Yes, we have done the 22nd Amendment debate before, but instead of having it again,the mod steps in and kills it. The answer to the OP’s question is “no” but as another poster in the thread suggested, a rehashing of the 22nd Amendment debate could have led to an explanation as to why.
Are the servers too slow to handle yet another such debate?
Mods shouldn’t be gatekeepers, deciding whether the conversation is of sufficient novelty and quality to continue.
Mods should be guides, helping folks have threads with conversations the posters therein find helpful.
It doesn’t especially matter whether that topic had been covered before. If folks were covering it, what’s the harm? The thread manifestly wasn’t going anywhere else, so it’s not like it was stifling conversation. It’s not like it was one of over a dozen threads on the same topic cluttering up the forum.
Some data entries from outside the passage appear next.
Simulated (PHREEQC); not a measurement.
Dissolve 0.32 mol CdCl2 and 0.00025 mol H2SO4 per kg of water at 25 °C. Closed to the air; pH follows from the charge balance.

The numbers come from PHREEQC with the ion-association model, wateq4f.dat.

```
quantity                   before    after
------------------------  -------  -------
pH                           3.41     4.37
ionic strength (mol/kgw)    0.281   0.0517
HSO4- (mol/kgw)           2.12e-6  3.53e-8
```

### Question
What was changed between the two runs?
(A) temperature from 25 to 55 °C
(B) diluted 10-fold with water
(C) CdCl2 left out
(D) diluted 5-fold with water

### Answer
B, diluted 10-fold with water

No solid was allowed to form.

I actually received a report, asking to have the thread redirected because someone thought it was a hijack and hoped for the thread to be on the OP’s topic instead. I decided that I agreed with the report and did some redirection.
And, as Colibri says, if you want another discussion on the 22nd, you can always feel free to start a new thread on it.
When the last post in a thread is a moderator telling people to stop discussing the thing they want to discuss, it’s hard for me to see how that’s successful moderation. I understand the intent, but nobody picked up the original meat of the thread, so the effect was to kill the only discussion anyone wanted to participate in within that thread.
You seem to be having a different conversation than LHOD. LHOD is arguing about moderation style and best practices, claiming that the current moderation choice was not one. Telling him that he could start another thread doesn’t at all address his point.
His argument is that mods should not shut down a “hijack” if that hijack is the actual thing people are interested in discussing. There are two ways to deal with something being off topic: you can do what JC did, or you can just change the title so that now the current conversation is on topic.
LHOD is saying that doing the latter would fix the problem much better, with less interruption. Making people make a new thread is not a good choice for that. It shuts down the conversation, and cuts off participation.
If a mod restriction causes a thread to die, then he argues that your moderation choice was poor. Ideally, you want to be able to achieve proper moderation while also keeping conversations going.
He does seem to provide an exception: if the comments were actually breaking the rules, it makes sense to prioritize stopping the rule violation instead of keeping the thread going. But that is not the case here: the issue was just that we’d had this conversation before.
The funny thing is, I actually wind up thinking JC made the right choice, just for different reasons. So there is a pretty good argument for what he did. But “you can start another thread” is basically a thought terminating cliche in ATMB.
Yes, we can make a new thread. How does that address the topic of not shutting down ongoing conversations?
I’m gonna trust you not to just copy my reasoning, and give my counterargument to LHOD:
[spoiler]There is value in making sure that people feel like they can start threads on a particular topic and not have it hijacked into becoming about a perennial topic. In the short term, enforcing the rules like JC did may shut down conversation, but, in the long term, it can make people more willing to discuss various topics, knowing they won’t be hijacked. Even if this particular topic at this particular time doesn’t garner much interest, other similar topics at different times may.
There are definitely topics I have wanted to discuss that I don’t bother bringing up here because I know they will turn into a hijack. And I’ve seen many posters say the same. People will even say that they tried to discuss something and the thread got hijacked.
JC made the right call. I just wish he used more reasoning and less “I felt like he was right” in making decisions. Sometimes it leads to absurdities, like his ruling that some new rules being proposed for baseball count as one of the “ongoing great discussions of our time” and shouldn’t go to the Game Room where the sports people congregate.[/spoiler]
Why bother having topics at all, if people don’t have to pay attention to them anyway?
Is there an easy way to tell the difference between an “organic” change and a hijack?
I’m not saying it’s not difficult. I’m just saying that if a thread doesn’t continue past “end this hijack,” it turns out in retrospect to have been a bad move. It’s worth paying attention to the occasions in which the last post in a thread is a moderator instruction, and figuring out why the instruction killed the thread, and whether it was really worth doing.